Sophia Kennedy
Biography Sophia Kennedy
Sophia Kennedy
Elegant, melancholic, sometimes menacing, with smoldering piano melodies, desolately whistling organs, and a jaunty jaw's harp loop; kissed by the golden Californian sun, or shrouded in gloomy, dreary fog: Sophia Kennedy is currently the most versatile composer in German pop music – not to mention the greatest singer. Her debut album "Sophia Kennedy" reveals her as a dramatic romanticist and distanced diseuse, as a deft lyricist and master of melody. In her eleven songs, she travels from doo-wop to dubstep, from classic crooning to breathless R'n'B, from Frank Sinatra to Beyoncé. Her talent for songwriting is deeply rooted in history, yet it seeks nothing but the present: both historically versed and timelessly beautiful at the same time.

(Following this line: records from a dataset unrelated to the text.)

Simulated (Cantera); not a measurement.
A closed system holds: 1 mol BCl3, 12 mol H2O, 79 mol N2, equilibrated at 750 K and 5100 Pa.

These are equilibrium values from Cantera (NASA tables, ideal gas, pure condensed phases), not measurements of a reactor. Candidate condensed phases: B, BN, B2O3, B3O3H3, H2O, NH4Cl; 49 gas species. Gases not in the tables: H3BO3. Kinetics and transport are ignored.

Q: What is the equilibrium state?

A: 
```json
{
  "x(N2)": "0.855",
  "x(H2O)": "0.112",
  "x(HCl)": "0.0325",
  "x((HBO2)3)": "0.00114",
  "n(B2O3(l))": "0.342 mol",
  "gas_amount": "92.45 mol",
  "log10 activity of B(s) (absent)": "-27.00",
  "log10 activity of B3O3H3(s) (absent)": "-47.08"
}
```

Sophia Kennedy grew up in Baltimore. Upon arriving in Hamburg to study film, she instantly became a source of enchantment. On the single "Angel Lagoon", which she recorded in the autumn of 2013 with the keyboard-maestro Carsten "Erobique" Meyer, she sounded as lovely, enthralling and blasé like no other singer of the season. In the years that followed she mainly composed music for theater, feeling around for what would eventually become her own style: irony is not an important factor, it's more about appropriation and adaptation, and through effectively minimalistic means, to create space for the voice – for the singing.
Sophia Kennedy produced and recorded the album together with Mense Reents, best known for his work with Die Vögel and Die Goldenen Zitronen. Together they developed the spartan arrangements and electronic textures that determine the willfully dense sound of this album. Often, Kennedy's voice is the only instrument that pursues a harmonic development over the repetitive structures. Then she doubles and multiplies her voice and sings alongside herself in a choir. She shines with bold syncopation over a hobbling piano, as well as in the field of the melancholic lament that suggests a late Beach Boys ballad. This results in multi-dimensional, highly individual music, which easily escapes all the traps of inwardness: just as her lyrics unfold from seemingly simple wordplay to subjective confessionals without ever regressing into the euphuistic pathos of romantic self-reflection.
This is the first songwriting record to be released on Pampa Records, and yet "Sophia Kennedy" is perfectly at home on this label, which for almost a decade has been making the connection between tradition and modernity, avant-garde inventiveness and pop sensibility. One can detect different traditions and historical impressions in every track – yet you can forego all the analysis and simply enjoy the craftsmanship with which Sophia Kennedy creates an absolutely contemporary musical language from her knowledge of classic songwriting: "I want to take tradition to the limits, to where it becomes extreme," she says, yet it sounds so easy and not at all preconceived. The unheard-of refinement of this music lies in its apparent simplicity: "You just can’t be afraid," says Sophia Kennedy, "that it turns out to be pop music."